The Attitude Determination and Control System uses sun sensors, magnetometers and micro-electromechanical gyros as sensors and magnetic-torquers as actuators to keep the satellite in a defined attitude in order to measure the direction of incoming micro-debris. The GPS receivers on IDEA OSG 1 are responsible for delivering time synchronization for the various satellite systems, orbit determination and precise time and position tagging of debris event records. Internally, IDEA OSG 1 uses an SH4 bus onboard controller and Field-Programmable Gate Arrays form the internal data interfaces, S-Band is used for telemetry and science data downlink at a data rate of 64 kbit/s.

The Space Debris Monitors (SDMs) of the IDEA OSG 1 satellite use a well-proven design – essentially comprising a large number of fine wires at specific spacing which, when struck by micro-debris, will be severed, causing a loss of conductivity of one or more wires depending on the size of the debris particle. SDM is suitable for debris particles from around 100 µm to over 1 mm.

In total, each SDM consists of 3,300 conductive stripes of Nickel-Gold coated Copper material, 50 µm wide and spaced 100 µm between adjacent stripes. The stripes reside on a non-conductive polyamide thin film material around 12.5µm in thickness. The total detection area for each SDM is 30 by 35 centimeters, 0.105 square meters. A dust or debris particle is sensed by a loss of conductivity when one or more stripes are severed by perforation.

The data stream from each SDM unit comprises 3,300 bits, one for each stripe with a 0 for each band that is dead (non-conductive) and a 1 for lines that are intact. Mission data collected by IDEA OSG 1 comprises the raw SDM data (3,300 bits for each) and SDM differential data including the number of severed lines measured since the last sampling (providing a an instant indication on whether new impacts had occurred).

Additionally, the satellite logs spacecraft location, velocity and orientation as auxiliary data to put SDM data into context. Typically, data downlinked on every ground station pass includes the SDM differential data and auxiliary data records plus housekeeping telemetry; only if an event is evident in the differential data will the raw data be downlinked as well.

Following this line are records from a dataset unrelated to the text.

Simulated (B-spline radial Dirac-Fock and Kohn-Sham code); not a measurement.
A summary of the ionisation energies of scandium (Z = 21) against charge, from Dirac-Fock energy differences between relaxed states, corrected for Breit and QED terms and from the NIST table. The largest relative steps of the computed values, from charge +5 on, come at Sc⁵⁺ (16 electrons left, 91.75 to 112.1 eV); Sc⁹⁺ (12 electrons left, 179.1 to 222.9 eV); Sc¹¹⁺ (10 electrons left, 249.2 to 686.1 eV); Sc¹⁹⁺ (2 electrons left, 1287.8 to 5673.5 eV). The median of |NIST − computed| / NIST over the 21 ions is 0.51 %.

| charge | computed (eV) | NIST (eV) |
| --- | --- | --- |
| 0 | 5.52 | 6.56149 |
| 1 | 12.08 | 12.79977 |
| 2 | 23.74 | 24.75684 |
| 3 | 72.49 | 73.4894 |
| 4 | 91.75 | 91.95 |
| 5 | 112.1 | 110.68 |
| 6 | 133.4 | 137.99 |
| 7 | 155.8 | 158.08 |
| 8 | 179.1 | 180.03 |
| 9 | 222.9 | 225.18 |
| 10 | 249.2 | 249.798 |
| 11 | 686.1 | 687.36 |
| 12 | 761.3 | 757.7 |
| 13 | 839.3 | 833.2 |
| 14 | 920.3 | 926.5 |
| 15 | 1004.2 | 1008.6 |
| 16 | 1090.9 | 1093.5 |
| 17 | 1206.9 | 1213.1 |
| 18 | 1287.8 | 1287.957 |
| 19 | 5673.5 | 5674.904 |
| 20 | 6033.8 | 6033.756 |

In order not to contribute to the space debris problem, IDEA OSG 1 hosts a DeOrbiting Device – a deployable and retractable sail that doubles as a de-orbiting device and a collision avoidance system. The sail, when deployed, is 0.2 meters wide and 3.0 meters long, supported by a boom and driven by a boom drive assembly that deploys and stows the sail, also capable of setting different deployment states to modify the satellite’s drag rate as desired for collision avoidance. The device will undergo testing at the start of the deorbiting phase, transitioning between a deployed and non-deployed state for one month before permanently deploying to remove the satellite from orbit within 25 years.